2020: Warming climate shows little sign of slowing down
NOAA -- Last year was the fifth warmest on record according to the latest climate assessment from the National Oceanic and Atmospheric Administration.
The top five warmest years have all come since 2012, this year (2021), and the years ahead are likely to continue that trend.
Slow changes in climate are natural, but the rapid warming in recent decades is a process caused by humans and the burning of fossil fuels.
The report continues to raise the alarm at the cost of climate change. There were more than 20 disasters last year with a price tag of more than a billion dollars. Some of that can be tied to inflation but not all of it. Disasters are costing more, mostly because humans and our infrastructure are on the front lines. The record hurricane and wildfire season have strong links to a warming climate and are also more likely to be a problem in the near future.
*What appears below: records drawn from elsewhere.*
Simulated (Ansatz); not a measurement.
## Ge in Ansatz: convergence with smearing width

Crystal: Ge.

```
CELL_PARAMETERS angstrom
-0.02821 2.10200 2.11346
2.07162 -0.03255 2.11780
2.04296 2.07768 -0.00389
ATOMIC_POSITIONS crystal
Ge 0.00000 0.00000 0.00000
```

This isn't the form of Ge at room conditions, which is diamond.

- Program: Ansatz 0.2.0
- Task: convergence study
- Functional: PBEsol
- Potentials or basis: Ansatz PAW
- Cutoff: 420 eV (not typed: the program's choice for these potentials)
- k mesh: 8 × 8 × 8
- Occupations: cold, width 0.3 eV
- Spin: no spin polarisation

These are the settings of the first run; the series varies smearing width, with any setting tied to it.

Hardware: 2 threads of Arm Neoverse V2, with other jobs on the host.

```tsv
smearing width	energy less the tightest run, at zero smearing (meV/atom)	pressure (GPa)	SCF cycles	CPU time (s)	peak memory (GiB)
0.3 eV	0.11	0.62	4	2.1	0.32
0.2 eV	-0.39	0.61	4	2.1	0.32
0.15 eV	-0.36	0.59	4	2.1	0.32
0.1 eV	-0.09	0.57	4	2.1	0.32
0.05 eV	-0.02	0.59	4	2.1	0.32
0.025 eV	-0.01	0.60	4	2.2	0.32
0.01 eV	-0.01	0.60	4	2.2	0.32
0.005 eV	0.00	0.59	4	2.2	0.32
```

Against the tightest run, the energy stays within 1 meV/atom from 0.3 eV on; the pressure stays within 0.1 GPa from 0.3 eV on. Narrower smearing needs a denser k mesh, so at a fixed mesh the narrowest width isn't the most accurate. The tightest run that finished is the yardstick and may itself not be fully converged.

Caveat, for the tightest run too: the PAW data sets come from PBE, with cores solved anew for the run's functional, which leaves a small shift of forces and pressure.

Some of the costs of climate change highlighted in the report also include.
Annual losses in 2020 exceeded $95 billion, the fourth highest cost on record. The most costly events of the year include: Hurricane Laura, the Western wildfires and the Midwest derecho.
The total cost of U.S. billion-dollar disasters over the last five years (2016-2020) exceeds a record $600 billion.
2020 also marks the sixth consecutive year (2015-20) in which 10 or more separate billion-dollar disaster events have impacted the U.S.
Locally, 2020 was in the top ten warmest on record in South Bend, the warmest year since 2012.
The climate record for St. Joseph county can be used as an analog for the entire area. There is year-to-year variability but a noticeable rise over the last twenty years. Since January 2016, the last 5 years are the second warmest such period on record.